Testing
=======
* Patch 1:
Fix for cpumask_local_spread() is tested by creating VFs, loading
iavf module and by adding a tracepoint to confirm that only housekeeping
CPUs are picked when an appropriate profile is set up and all remaining
CPUs when no CPU isolation is configured.
* Patch 2:
To test the PCI fix, I hotplugged a virtio-net-pci from qemu console
and forced its addition to a specific node to trigger the code path that
includes the proposed fix and verified that only housekeeping CPUs
are included via tracepoint.
* Patch 3:
To test the fix in store_rps_map(), I tried configuring an isolated
CPU by writing to /sys/class/net/en*/queues/rx*/rps_cpus which
resulted in 'write error: Invalid argument' error. For the case
where a non-isolated CPU is writing in rps_cpus the above operation
succeeded without any error.
Changes from v1:
===============
- Included the suggestions made by Bjorn Helgaas in the commit messages.
- Included the 'Reviewed-by' and 'Acked-by' received for Patch-2.

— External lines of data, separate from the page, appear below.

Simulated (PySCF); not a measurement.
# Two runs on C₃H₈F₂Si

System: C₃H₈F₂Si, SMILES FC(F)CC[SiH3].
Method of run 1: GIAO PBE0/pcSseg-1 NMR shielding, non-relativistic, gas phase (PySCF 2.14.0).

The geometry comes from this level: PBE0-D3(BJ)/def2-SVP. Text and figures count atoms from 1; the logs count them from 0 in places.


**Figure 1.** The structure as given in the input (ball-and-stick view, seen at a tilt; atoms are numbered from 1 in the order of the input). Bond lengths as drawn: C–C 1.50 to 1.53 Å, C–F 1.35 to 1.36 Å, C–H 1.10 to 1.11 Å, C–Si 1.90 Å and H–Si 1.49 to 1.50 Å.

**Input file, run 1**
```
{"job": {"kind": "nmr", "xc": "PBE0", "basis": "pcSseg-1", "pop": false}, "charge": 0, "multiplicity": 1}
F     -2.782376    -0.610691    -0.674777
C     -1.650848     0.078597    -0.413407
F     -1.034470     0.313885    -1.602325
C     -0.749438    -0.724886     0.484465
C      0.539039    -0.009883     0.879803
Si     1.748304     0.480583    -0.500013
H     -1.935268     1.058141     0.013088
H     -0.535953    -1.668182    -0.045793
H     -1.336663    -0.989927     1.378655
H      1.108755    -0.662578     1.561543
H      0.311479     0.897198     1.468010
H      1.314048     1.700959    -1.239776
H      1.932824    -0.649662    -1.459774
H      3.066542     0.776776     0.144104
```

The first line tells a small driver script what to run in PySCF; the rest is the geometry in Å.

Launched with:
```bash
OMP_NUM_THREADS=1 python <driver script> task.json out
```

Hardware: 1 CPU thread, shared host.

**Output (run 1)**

[1] https://patchwork.ozlabs.org/project/netdev/patch/[email protected]/
Alex Belits (3):
lib: Restrict cpumask_local_spread to houskeeping CPUs
PCI: Restrict probe functions to housekeeping CPUs
net: Restrict receive packets queuing to housekeeping CPUs
drivers/pci/pci-driver.c | 5 ++++-
lib/cpumask.c | 43 +++++++++++++++++++++++-----------------
net/core/net-sysfs.c | 10 +++++++++-
3 files changed, 38 insertions(+), 20 deletions(-)
--
On 6/22/20 7:45 PM, Nitesh Narayan Lal wrote:
>
> Testing
> =======
> * Patch 1:
> Fix for cpumask_local_spread() is tested by creating VFs, loading
> iavf module and by adding a tracepoint to confirm that only housekeeping
> CPUs are picked when an appropriate profile is set up and all remaining
> CPUs when no CPU isolation is configured.
>
> * Patch 2:
> To test the PCI fix, I hotplugged a virtio-net-pci from qemu console
> and forced its addition to a specific node to trigger the code path that
> includes the proposed fix and verified that only housekeeping CPUs
> are included via tracepoint.
>
> * Patch 3:
> To test the fix in store_rps_map(), I tried configuring an isolated
> CPU by writing to /sys/class/net/en*/queues/rx*/rps_cpus which
> resulted in 'write error: Invalid argument' error. For the case
> where a non-isolated CPU is writing in rps_cpus the above operation
> succeeded without any error.
>
>
> Changes from v1:
> ===============
> - Included the suggestions made by Bjorn Helgaas in the commit messages.
> - Included the 'Reviewed-by' and 'Acked-by' received for Patch-2.
>
> [1] https://patchwork.ozlabs.org/project/netdev/patch/[email protected]/
>
> Alex Belits (3):
> lib: Restrict cpumask_local_spread to houskeeping CPUs
> PCI: Restrict probe functions to housekeeping CPUs
> net: Restrict receive packets queuing to housekeeping CPUs
>
> drivers/pci/pci-driver.c | 5 ++++-
> lib/cpumask.c | 43 +++++++++++++++++++++++-----------------
> net/core/net-sysfs.c | 10 +++++++++-
> 3 files changed, 38 insertions(+), 20 deletions(-)
>
> --
>
Hi,
It seems that the cover email got messed up while I was sending the patches.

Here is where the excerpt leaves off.